Breaking Moravec's Paradox: Visual-Based Distribution in Smart Fashion Retail (2007.09102v1)

Abstract: In this paper, we report an industry-academia collaborative study on the distribution method of fashion products using an AI technique combined with an optimization method. To meet the current fashion trend of short product lifetimes and an increasing variety of styles, the company produces limited volumes of a large variety of styles. However, due to the limited volume of each style, some styles may not be distributed to some off-line stores. As a result, this high-variety, low-volume strategy presents another challenge to distribution managers. We collaborated with KOLON F/C, one of the largest fashion business units in South Korea, to develop models and an algorithm to optimally distribute the products to the stores based on the visual images of the products. The team developed a deep learning model that effectively represents the styles of clothes based on their visual image. Moreover, the team created an optimization model that effectively determines the product mix for each store based on the image representation of clothes. In the past, computers were only considered to be useful for conducting logical calculations, and visual perception and cognition were considered to be difficult computational tasks. The proposed approach is significant in that it uses both AI (perception and cognition) and mathematical optimization (logical calculation) to address a practical supply chain problem, which is why the study was called "Breaking Moravec's Paradox."

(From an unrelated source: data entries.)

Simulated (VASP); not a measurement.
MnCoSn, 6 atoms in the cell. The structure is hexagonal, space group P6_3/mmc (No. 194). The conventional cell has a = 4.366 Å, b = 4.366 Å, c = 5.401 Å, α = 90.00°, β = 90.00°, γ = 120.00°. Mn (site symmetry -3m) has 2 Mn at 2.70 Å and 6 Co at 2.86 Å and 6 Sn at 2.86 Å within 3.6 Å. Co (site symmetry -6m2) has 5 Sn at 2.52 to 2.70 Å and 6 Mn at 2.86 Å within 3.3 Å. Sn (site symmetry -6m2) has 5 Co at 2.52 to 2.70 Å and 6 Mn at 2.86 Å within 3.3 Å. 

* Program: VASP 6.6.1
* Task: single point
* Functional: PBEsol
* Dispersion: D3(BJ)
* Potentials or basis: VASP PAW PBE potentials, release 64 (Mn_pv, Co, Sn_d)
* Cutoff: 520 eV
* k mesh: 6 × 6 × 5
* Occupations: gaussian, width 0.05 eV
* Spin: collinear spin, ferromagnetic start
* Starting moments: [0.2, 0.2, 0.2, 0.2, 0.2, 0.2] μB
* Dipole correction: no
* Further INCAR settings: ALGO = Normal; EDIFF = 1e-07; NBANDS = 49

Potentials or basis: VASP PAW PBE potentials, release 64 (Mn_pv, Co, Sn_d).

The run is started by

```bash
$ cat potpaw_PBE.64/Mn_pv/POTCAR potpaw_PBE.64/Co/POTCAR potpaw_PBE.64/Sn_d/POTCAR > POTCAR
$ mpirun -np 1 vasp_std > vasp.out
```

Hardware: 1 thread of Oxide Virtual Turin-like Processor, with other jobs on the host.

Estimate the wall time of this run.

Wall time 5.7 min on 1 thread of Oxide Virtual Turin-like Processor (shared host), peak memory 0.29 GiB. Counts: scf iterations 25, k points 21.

• The paper introduces a deep learning model, Kolon-Smart-Net, that uses a convolutional autoencoder to extract visual features for optimizing retail distribution.
• It employs a maximum dispersion framework with the MaxMean measure to ensure a diverse product mix, achieving a 13% improvement in style variety.
• The research demonstrates practical integration of AI-driven visual assessments with business optimization, paving the way for smarter supply chain strategies in fashion retail.

Breaking Moravec's Paradox: Visual-Based Distribution in Smart Fashion Retail

The focal point of the research conducted by the collaborative team from the Korea Advanced Institute of Science and Technology (KAIST) and KOLON F/C revolves around the application of artificial intelligence to address practical supply chain challenges within the fashion retail industry. Recognized as a substantial advancement, the paper explores the integration of deep learning (DL) with optimization methodologies to tackle a pressing distribution problem faced by apparel retailers, especially those adopting high-variety, low-volume production strategies.

Problem Characteristics and Methodological Approach

The paper identifies a crucial problem in fashion retail: the necessity to distribute a heterogeneous style mix among various offline stores. Due to rapid changes in fashion trends, KOLON F/C adopts a strategy that involves the introduction of numerous styles in limited quantities, posing a challenge to distribution managers who must ensure a diverse variety of styles across stores. The research specifically targets the complexity of managing and optimizing the product mix without a coherent system that effectively uses the visual characteristics of the product styles.

The researchers introduce the concept of leveraging deep learning to perform visual similarity assessment of fashion items, a task traditionally considered challenging due to its subjective nature. They devised a model named Kolon-Smart-Net (KSN), a convolutional autoencoder, which successfully extracts meaningful feature vectors from the visual data of fashion products. The paper adopts an unsupervised learning approach which avoids the issue of requiring predefined labels or categories—often a limiting factor in visually oriented domains like fashion.

Optimization and Results

Once the visual features are quantified, they are used to measure the dissimilarity or distances between styles, forming a basis for optimizing the distribution. The team employs a maximum dispersion problem framework to ensure a distributed variety. By utilizing MaxMean as the variety measure, they effectively uphold the properties of monotonicity and linearity—key aspects for ensuring that adding a style to a store's inventory will not inadvertently reduce the perceived variety.

The results, when compared to KOLON F/C's existing strategies, indicate an enhancement of approximately 13% in product style diversity. This improvement demonstrates not only a theoretical advancement but also significant practical implications, particularly in enhancing customer satisfaction and reducing unsold inventory.

Implications and Future Directions

This industry-academia paper illustrates the robust potential for DL methods to be employed beyond conventional applications, intersecting with business optimization techniques to solve real-life logistical issues in the retail sector. The novel combination of perceptual AI and logic-driven optimization promises advancements in smart retail operations, effectively aligning business goals with AI capabilities.

While the paper provides a compelling case focused on a relatively small-scale experiment, the research anticipates scaling the approach to more extensive real-world applications. Future work is expected to involve refining heuristic algorithms to handle increased complexity—more styles, stores, and associated constraints—reflecting a global retail setting.

In conclusion, this research exemplifies a significant step toward breaking traditional computational boundaries as articulated in Moravec's Paradox, setting the stage for future innovations where AI systems collaborate seamlessly with business operations to optimize and enhance supply chain efficiencies in the fashion industry.